Carrie is also one of the most-frequently banned books in United States high schools, one of several of King's books to be banned in schools. King's observation: "If a book is banned, go find that book and read it because that is what you should be reading."

From Carrie:
"True sorrow is as rare as true love."

"Whenever anything important happens in America, they have to gold-plate it, like baby shoes. That way you can forget it." (sounding a tad DeLillo-esque, actually)
King, Book-of-the-Month Club News, 1987:
I'm not any big-deal fancy writer. If I have any virtue it's that I know that. I don't have the ability to write the dazzling prose line. All I can do is entertain people. I think of myself as an American writer.
Next: 'Salem's Lot.

8 comments:

M@ said...

Interesting that you point out all the places where that kind of sledgehammer foreshadowing (forehammering?) takes place. That is very much the sign of an inexperienced writer. I see it all the time nowadays and I've often wondered where it comes from.

Writers really need to know that this is an extremely ineffective way to propel the story forward. Get out of the way and let the story do the driving. If it isn't, and the story isn't pushing as hard as it needs to, then improve the story.

Sorry to get off on a rant like that. The many examples you cited all in a row was just a little too much...

laura k said...

"Get out of the way and let the story do the driving."

Excellent advice, but easier said than done. When I wrote fiction, I found it difficult to trust my story to flesh out the themes. I always had to go back and delete too-obvious theme explication. I hate that as a reader - yet found it incredibly hard to avoid as a writer.

johngoldfine said...

Whenever you and Laura are ready to come to Bangor for the Stephen King tour, let me be your guide: Hampden Academy where 'Carrie' was hatched, the 'New Franklin Laundry' where SK had to toil for extra dough, the notorious King mansion on West Broadway, etc.

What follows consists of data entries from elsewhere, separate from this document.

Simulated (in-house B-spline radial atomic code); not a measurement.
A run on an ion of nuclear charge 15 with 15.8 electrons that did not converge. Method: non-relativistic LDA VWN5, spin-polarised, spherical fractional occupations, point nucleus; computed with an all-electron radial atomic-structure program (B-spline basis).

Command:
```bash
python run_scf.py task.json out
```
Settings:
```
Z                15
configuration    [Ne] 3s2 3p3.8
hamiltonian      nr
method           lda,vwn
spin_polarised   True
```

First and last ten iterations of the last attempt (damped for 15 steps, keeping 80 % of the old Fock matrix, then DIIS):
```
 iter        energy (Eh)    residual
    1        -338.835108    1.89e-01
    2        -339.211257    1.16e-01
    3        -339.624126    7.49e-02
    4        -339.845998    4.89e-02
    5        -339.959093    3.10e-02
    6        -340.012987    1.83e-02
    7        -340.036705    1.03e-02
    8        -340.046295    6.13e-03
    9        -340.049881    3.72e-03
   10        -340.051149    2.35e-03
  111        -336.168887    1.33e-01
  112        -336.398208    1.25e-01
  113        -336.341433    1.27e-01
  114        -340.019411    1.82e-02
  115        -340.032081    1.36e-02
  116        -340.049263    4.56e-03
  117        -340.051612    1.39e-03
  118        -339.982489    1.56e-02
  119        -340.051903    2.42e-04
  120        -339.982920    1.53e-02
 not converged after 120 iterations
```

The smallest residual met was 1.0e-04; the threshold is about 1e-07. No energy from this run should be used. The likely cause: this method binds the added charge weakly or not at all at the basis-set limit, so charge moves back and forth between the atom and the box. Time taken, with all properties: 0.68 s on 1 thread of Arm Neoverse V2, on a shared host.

Are you really going to hold off reading 'The Girl Who Loved Tom Gordon' until you've worked your way down the list of books chronologically?

johngoldfine said...

My experience writing fiction is that if there is a map, there won't be a legend--that is, if I know where I'm going when I start, when I get there it won't have been worth the trouble.

laura k said...

Finally read this post. I had no idea about the story behind Carrie. It's really unbelievable, to think that this became the blockbuster hit movie, put him on the map forever, changed not only King's life but the publishing scene and the movie industry.

As you and I were talking about the other day, King's story has everything: rags to riches, addiction and recovery, near-death and debilitation... even baseball. I'd say it has the makings of the Great American Novel, but it's stranger than any fiction.

laura k said...

John, I'm pretty sure Allan has read Tom Gordon and many other later works. Thanks for the tour invite, that would be fun. :)

laura k said...

Is that heavy, turgid subtext really there?

Absolutely! I knew all that from the movie. There's no doubt that King knew about it too, and was tapping into all those archetypes.

Awesome female power, women becoming scary/dangerous/psychotic on menstruation? These stories are as old as stories themselves.

allan said...

I bought Tom Gordon when it came out and started it, but I don't think I finished it. And I must have got rid of it when we moved. ... So I will buy it again! Gotta start haunting second-hand book store and thrift shops.

I was intrigued by the concept of serially publishing The Green Mile and read those every month. I have not read much of his later stuff - TGM was in '96, I think - , but am intrigued that many of them have to do with a character's relationship with art and creativity.

Also 2/3 of the way through 'salem's Lot right now and am blown away from the huge leap from Carrie in terms of scope, characters, storytelling ability, everything.